Rabbi Abraham Joshua Heschel, the great teacher of Torah and our Jewish ambassador to the world of political activism, often taught that one must retain the ability to be amazed by the world.
He meant this both in the positive sense — radical amazement at the world’s mystery and beauty — and also in the negative sense: one must remain shocked at the human capacity for inflicting evil and suffering, in order to be able to act.
In this sense, our anger is not the problem but the catalyst for change. If you’re not angry, as they say, you’re not paying attention.
The very different sort of Jewish thinker, the more secular and more radical perhaps, Saul Alinsky said the first quality of a good organiser is anger. Anger and conflict are the driving force behind action for social change.
But many of us in this current climate are overwhelmed or stuck. Silenced, frozen.
If our anger is making us feel stuck, it may be because we’re isolated and alienated.
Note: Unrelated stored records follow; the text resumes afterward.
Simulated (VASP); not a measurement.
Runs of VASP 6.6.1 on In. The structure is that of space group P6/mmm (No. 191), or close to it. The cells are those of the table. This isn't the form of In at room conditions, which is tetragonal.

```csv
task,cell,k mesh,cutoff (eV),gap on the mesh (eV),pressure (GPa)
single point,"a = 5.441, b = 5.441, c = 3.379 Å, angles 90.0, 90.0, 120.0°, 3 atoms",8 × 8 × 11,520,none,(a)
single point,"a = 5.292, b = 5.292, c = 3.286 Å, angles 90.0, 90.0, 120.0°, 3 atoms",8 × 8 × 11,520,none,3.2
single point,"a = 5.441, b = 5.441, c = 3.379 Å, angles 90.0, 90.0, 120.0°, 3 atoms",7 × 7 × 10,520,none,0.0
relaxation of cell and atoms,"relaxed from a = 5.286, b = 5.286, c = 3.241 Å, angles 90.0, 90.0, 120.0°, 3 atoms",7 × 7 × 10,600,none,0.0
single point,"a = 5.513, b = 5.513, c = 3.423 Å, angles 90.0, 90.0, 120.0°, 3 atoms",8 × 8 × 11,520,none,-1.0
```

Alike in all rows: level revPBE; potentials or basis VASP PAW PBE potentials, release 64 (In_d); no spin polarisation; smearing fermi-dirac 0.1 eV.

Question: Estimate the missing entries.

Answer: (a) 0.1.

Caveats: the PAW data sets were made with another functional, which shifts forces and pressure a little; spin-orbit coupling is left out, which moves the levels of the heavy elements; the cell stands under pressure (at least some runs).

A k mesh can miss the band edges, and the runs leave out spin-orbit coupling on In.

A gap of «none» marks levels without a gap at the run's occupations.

Heschel knew you needed to keep your sense of amazement at the world’s beauty — and the world’s evils — to move forward. Finding the community you want to be a part of can help.
Rabbi Akiva teaches in the Talmud that study is greater than action because it leads to action.
And this is the commandedness that one might say both Heschel and Alinksy saw as being at the heart of being a Jew – wrestle with the Torah and the world in order to push oneself into taking action.
You could go so far as to say that not taking action is failing one’s Jewish obligation in the world.
Or as my teacher Rabbi Shai Held has taken to saying – the more he learns Tanakh (the Hebrew Bible), the more he understands that inaction is not a possibility.
So where does that leave so many of us who just don’t know where to start?
The book of Deuteronomy, in God’s words, enjoins us not to fool ourselves into thinking that figuring out how to do what’s right, to follow this obligation to act in the world, is so mysterious or baffling or far away from us.
No, it is very near to us, the Torah tells us, in our mouths and in our hearts to do it.
That anger inside us at injustice isn’t the dangerous thing — being frozen or silent forever is.